It remains to be seen whether gamers will like playing as journalists, and whether serious journalism can thrive in a game. Even if journalists are enthused about contributing, how will consumers feel about getting real news in an environment that blurs fantasy and reality?
As anyone who has deliberately crashed a Choplifter into a crowd of digital people (or sent a fleet of Micro Machines off the cliff of a sofa arm, or mutilated a Barbie, etc., etc.) can tell you, people often do things in games that they’d never do in real life. But what happens when the two intersect?
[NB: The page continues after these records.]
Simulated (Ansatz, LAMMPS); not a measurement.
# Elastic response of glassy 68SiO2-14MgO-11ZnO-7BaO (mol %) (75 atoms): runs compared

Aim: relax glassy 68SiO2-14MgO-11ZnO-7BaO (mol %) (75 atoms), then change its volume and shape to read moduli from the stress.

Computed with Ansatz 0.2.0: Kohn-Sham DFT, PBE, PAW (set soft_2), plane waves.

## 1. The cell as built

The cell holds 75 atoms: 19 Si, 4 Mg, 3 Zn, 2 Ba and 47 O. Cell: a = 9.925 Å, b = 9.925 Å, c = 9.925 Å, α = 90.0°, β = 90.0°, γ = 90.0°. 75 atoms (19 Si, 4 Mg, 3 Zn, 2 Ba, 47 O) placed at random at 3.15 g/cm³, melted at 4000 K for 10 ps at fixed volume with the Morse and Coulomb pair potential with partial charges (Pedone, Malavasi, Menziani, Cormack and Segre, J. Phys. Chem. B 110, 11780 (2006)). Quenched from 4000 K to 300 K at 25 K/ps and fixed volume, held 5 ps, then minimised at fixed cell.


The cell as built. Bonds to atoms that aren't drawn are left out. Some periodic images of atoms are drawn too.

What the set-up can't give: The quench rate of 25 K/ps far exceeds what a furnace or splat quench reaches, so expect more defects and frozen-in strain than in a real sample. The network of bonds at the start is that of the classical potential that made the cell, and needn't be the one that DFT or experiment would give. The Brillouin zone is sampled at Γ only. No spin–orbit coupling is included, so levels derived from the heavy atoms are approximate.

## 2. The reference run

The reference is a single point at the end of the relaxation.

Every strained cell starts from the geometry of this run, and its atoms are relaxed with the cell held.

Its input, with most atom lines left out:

Take an example that Harvard Law professor Jonathan Zittrain raised at this year’s ROFLCon, an annual Internet culture conference. In 2006, when a World of Warcraft player died — in real life — the friends she had met in Azeroth planned an in-game vigil in her memory, spreading the word on WoW message boards. A rival guild saw this as an opportunity for a sneak attack and slaughtered all of the mourners. Some people were outraged, horrified. Others shrugged off the virtual massacre: It’s just a game. The conversation has sparked serious examination of gaming ethics and the extent to which real-life codes apply to massively multiplayer game worlds.
NewsGame aims to be one of those worlds with crossover from real-life reporters. It’s not just a game. “It’s all going to be based very much on real experiences of correspondents,” Loudon said. “We’re gathering as much information as possible from correspondents to create the game. The whole idea, the reason why people would play, is basically to go along on that adventure.”